Mean in green
I'm Kevin. I live in Salem, Mass with my wife and little boy and I build software.

Saving those old URLs

Tuesday Nov 18, 2008

Search engine rankings are invaluable when it comes to the success of a site. I've managed sites that have received upwards of 100,000 referrals a day from Google alone. This is not even to mention all of the external links and bookmarks to your pages. If you are thinking about migrating to Drupal and have not considered the importance of maintaining old URLs, you definitely should. The impact of losing that amount of traffic could be catastrophic.

Taking some careful steps when migrating to Drupal can ensure that you don't lose any of of your important visitors. Of course, you could capture all of those old links with a generic "page not found" message, but this is frustrating for users and will inevitably hurt your search engine rankings. Thankfully there are options. With a small amount of configuration, you can still send your visitors to the right place in your new site. Here are a few options to maintain URLs using Apache's mod_rewrite module and a couple of Drupal modules.

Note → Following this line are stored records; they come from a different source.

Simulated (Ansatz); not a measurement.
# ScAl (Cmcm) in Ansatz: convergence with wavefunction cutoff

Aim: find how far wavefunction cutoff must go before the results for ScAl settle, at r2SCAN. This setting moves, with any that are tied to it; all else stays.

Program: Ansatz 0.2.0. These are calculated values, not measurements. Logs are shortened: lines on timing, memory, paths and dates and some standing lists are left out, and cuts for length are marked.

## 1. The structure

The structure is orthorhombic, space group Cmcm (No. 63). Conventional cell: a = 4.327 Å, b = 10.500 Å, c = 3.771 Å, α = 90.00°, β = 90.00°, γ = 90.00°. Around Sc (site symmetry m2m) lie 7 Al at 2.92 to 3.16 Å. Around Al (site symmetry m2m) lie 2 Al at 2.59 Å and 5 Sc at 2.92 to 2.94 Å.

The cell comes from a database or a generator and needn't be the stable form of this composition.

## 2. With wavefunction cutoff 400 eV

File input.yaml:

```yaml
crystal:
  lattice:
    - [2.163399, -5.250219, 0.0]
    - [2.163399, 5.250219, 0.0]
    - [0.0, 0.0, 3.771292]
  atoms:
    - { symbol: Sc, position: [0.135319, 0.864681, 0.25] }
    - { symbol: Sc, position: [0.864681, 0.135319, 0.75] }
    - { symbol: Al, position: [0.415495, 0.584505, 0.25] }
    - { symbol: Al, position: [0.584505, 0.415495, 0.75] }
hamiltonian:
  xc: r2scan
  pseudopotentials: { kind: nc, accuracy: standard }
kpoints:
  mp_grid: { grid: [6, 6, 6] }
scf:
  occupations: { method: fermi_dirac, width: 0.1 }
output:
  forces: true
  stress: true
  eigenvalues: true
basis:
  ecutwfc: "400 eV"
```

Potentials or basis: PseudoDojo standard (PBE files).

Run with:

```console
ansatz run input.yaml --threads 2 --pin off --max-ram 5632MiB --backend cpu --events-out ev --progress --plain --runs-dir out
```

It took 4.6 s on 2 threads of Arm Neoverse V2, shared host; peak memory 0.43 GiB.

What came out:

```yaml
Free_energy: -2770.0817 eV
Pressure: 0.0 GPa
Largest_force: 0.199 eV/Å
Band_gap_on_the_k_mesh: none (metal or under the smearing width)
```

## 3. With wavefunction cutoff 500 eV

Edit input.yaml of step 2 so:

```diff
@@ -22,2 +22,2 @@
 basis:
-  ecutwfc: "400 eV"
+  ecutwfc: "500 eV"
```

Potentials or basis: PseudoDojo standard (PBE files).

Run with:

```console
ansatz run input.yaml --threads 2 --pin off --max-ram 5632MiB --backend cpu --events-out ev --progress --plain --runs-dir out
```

Mapping a previously used ID to a NID

If you are fortunate enough to be able to map a previously used ID number to a Drupal NID, then you can very easily use mod_rewrite to remap the URL. Let's say that the old URL looked like http://example.com/index.asp?id=123, but your new Drupal site uses a URL like http://example.com/node/123. The following rules could be used to remap the old URL unbeknownst to the user. The following examples would be placed before the Drupal rewrite rules in your .htaccess file:

Match a request for index.asp

RewriteCond %{REQUEST_URI} ^/index.asp$

Match a query string like id=[some number] and capture that number

RewriteCond %{QUERY_STRING} ^id=([0-9].*)$

Rewrite a Drupal friendly URL using the captured number

Note that %1 is a backreference from a RewriteCond

where $1 is a backreference from a RewriteRule

RewriteRule ^.*$ index.php?q=node/%1 [L] For a greedy match, you could drop the first RewriteCond and it would capture any URL that ends in "?id=[some number]". The convenient thing here is that Apache doesn't need to know what to do with an ASP file extension because these URLs are rewritten as requests to index.php.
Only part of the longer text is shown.